Computer vision project to get depth information from a pair of low cost webcams. The developed code uses openCV and largely follows from work done by Martin Peris described by http://martinperis.blogspot.com.au/2011/01/opencv-stereo-camera-calibration.html.
The code is able to track colored objects and report their distance in real time.
A memory based algorithm in also developed to improve the stability of the depth image.
Visual Studio 2012 was used for this project. The project files are available with the source code.
The hardware requirement for the code is simply two USB webcams plugged into the PC as can be seen below. As it is important that the webcams stay in a fixed position after calibration (more about calibration below) a clamp was fabricated during this project.
The code was developed using visual studio 2012 and openCV 2.4.3. Install both of these, set the appropriate environment variables and open the '.sln' file in the source_code folder to open the project. Build the code in release mode to get CVStereoDepth.exe.
To run the main program, the stereo vision pair of webcams need to be calibrated. This can be done by running "CVStereoDepth.exe" and passing an argument of the number of calibration capture frames desired as an additional argument. For example, to calibrate with 10 images,
>CVStereoDepth.exe 10
The calibration code requires images of chessboard seen by both cameras to calculate intrinsic and extrinsic camera parameters. The dimensions of chessboard need to be #defined in stdafx.h as NX and NY, however the values currently correspond to an A4 printed version of the chessboard at http://1.bp.blogspot.com/_0zx-4pM8HnA/TSltkqjXscI/AAAAAAAAAI0/45MJoCS5-f8/s1600/OpenCV_Chessboard.png and as follows:
When the calibration is running, each frame can then be captured manual by pressing spacebar or initiate the auto capture sequence by pressing C. This will take a shot every 0.5 seconds (#defined in stdafx.h as SECONDS_BETWEEN_CAPTURES). Once this is complete or at any time, presses ESC to finish capturing and begin calibration.
The program will then save the appropriate calibration matrices inside the release file. Here the frames used for calibration will also be saved. The code can then be run by passing no argument to enter the stereo webcam system mode. The program can then be terminated by pressing ESC while one of the openCV windows is active.
For best results, try to capture the chessboards in a range of different positions and angles.
Once the calibration procedure has been run and the code is run from the command line parsing no arguments the system is then able to be used. This will open seven windows, including the command window, these are explained as follows:
- WEBCAM ONE (LEFT)/ WEBCAM TWO (RIGHT) – These two windows represent the rectified left and right stereo images respectively. Note: If left is not left or right is not right, either swap the USB connections or swap the 0 and 1 in the function call webcam_init() from sCVStereoDepth.cpp .
- RAW DISPARITY – This represents the output image from the block matching stereo correspondence function.

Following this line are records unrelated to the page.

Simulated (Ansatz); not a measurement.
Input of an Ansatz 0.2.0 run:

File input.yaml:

- DISPARIY – This represents the memory disparity image that can be activated through BM STEREO CORRESPONDANCE PARAMETERS.
- BM STEREO CORRESPONDANCE PARAMETERS allows the user to modify the parameters associated with the block matching algorithm.
- RED OBJECT FINDER – Shows the red threshold image, for object tracking.
The main function is found within CVStereoDepth.cpp and carries out the following tasks:
- Calibration, if specified.
- Enters a loop until ESC is pressed.
- Rectifies left and right image.
- Carries out block matching correspondence.
- Update Displays.
- Calculate Depth if required.
Depth detection can then be done in one of three ways:
- The first is automated and uses the red object tracking to overlay the distance to the red object on the left image. This will only occur if there is a large blob of red that can be seen in the RED OBJECT FINDER window.
- The second is simply to click on a pixel in the WEBCAM ONE (LEFT) window, the calculated (x,y,z) co-ordinate is then printed through the command window.
- Tthe final method allows the user to manually correspond features in both images. This is done by left, right or middle the clicking on the feature in the left image and then again in the right image. Note that left click places a red dot, right click places a blue dot and middle click places a green dot. The disparity is calculated from the difference in positioning of the same coloured dots in each image. To calculate the depth once the dots have been placed, press space bar to print the information to the command window.
An example video of the program running can be seen in DemoWithText.mp4. A screenshot can also be seen as follows
The Stereo Vision project source code consists of 6 modules. They are briefly explained as follows:
- CVStereoDepth.cpp – This consists of the main function and scheduling of tasks previously outlined.
- Stereo_calibrate.cpp – This is an open source piece of code provided by Martin Perris. See Academic paper for details. It essentially carries out the calibration form a list of image file locations and the size of the chessboard.
- CVStereoCalibration.cpp – This is a higher level module for the calibration process to allow the auto capturing sequence.
- Globaldata.cpp – This module contains a name space in order for global data to be shared.
- CVStereoWebcam.cpp – Deals with the capturing and acquiring of web cam images and also the display functions.
- CVStereoCorrespondance.cpp – This function deals with the block matching correspondence process and the calculations of depth associated with it. Additionally, it sets up the block matching parameters windows parameters and slider interface.
There appears to be a memory leak associated with the Blob Library causing the program to crash. This can be removed by changing BLOB_TRACKING (#defined in stdafx.h) from 1 to 0. The issue causes to program to crash after a long duration of time due to memory exhaustion.
It is important to note that the slider values for the block matching parameters do not exactly match those passed to the correspondence fucntion. This is due to the sliders inability to go below zero. Therefore, in the case of several of the values they are shifted and scaled. i.e. A 0 to 100 slider may represent -100 to 100.